What about insurance in these circumstances? Insurance is one of the first branches of industry that has been subject to legal integration in the EU. That process began in the 1970’s of the 20th century, parallel to that of banking services. The European Union recognized then, that insurance services easily can cross the borders of member states, if only basic freedoms are applied, first freedom of capital movement, then freedom to provide services. Obviously the cross border nature of insurance was not invented by EU and is a result of a long history of insurance, beginning 4000 years B.C., when it covered caravans in the Middle East or sea perils, when ships covered by insurance were crossing several sea borders, transporting cargos or citizens of different countries. In consequence, one can note that the insurance, even taking into account the particularities of national legal systems of EU member states, is governed by more or less the same principles. From the time when the insurance industry was subject to first integration attempts (I generation of insurance directives), EU started also to face the beginnings of consumer protection movement, which soon, starting from supplementary status, came to dominate the politics and strategy of legal integration in EU. This movement had also a decisive power in taking the direction of contracts’ law integration.

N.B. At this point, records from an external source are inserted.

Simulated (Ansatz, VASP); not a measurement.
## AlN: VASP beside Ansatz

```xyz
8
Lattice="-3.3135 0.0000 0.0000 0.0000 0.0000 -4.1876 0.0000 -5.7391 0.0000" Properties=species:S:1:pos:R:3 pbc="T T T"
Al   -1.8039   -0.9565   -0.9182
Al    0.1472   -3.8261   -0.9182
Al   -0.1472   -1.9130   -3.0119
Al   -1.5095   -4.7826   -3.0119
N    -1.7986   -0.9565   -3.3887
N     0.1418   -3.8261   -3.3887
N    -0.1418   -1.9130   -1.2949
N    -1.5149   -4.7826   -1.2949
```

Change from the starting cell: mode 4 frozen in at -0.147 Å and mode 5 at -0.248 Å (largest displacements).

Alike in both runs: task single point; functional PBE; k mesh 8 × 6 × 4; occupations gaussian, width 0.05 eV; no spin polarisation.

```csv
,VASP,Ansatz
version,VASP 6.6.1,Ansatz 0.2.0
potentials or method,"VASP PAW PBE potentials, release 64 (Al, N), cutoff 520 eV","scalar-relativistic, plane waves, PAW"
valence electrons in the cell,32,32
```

The same happened to insurance in view of the fact that, what is really “sold” is the terms and conditions of the risk coverage, included in an insurance contract. And these, even if similar, did not ensure the same level of protection to the policyholders across Europe. In consequence, one of two solutions had to be adopted: (1) regulation of the conflict of laws issues in a way protecting the insured, or (2) unification of the provisions of the insurance contract on the EU level. While the latter proved to be impossible at that stage of European integration (a draft of a relevant directive drafted in 1979 was finally withdrawn in 1993) due to lack of political will to interfere into the national systems of insurance private law, the first one resolved the problem in quite a superfluous way. As a result, the legal aspects of conflict of laws in insurance do not ease the daily life of both insurers, policyholders and beneficiaries, but give much work to lawyers. The supplementary actions, like harmonization of particular consumer rights cannot substitute the first solution, whereas such harmonization usually has a minimal character, leading sometimes to even more discrepancies in internal legal systems of EU member states. This also results in the idea of unifying insurance contract law not being totally abandoned and becoming increasingly vivid. Works on Restatement of Principles of European Insurance Contract Law are ongoing, performed by academic circles and will probably soon be presented as an official EU document for optional application, being in line with general tendency on unifying European private law by means of soft instruments.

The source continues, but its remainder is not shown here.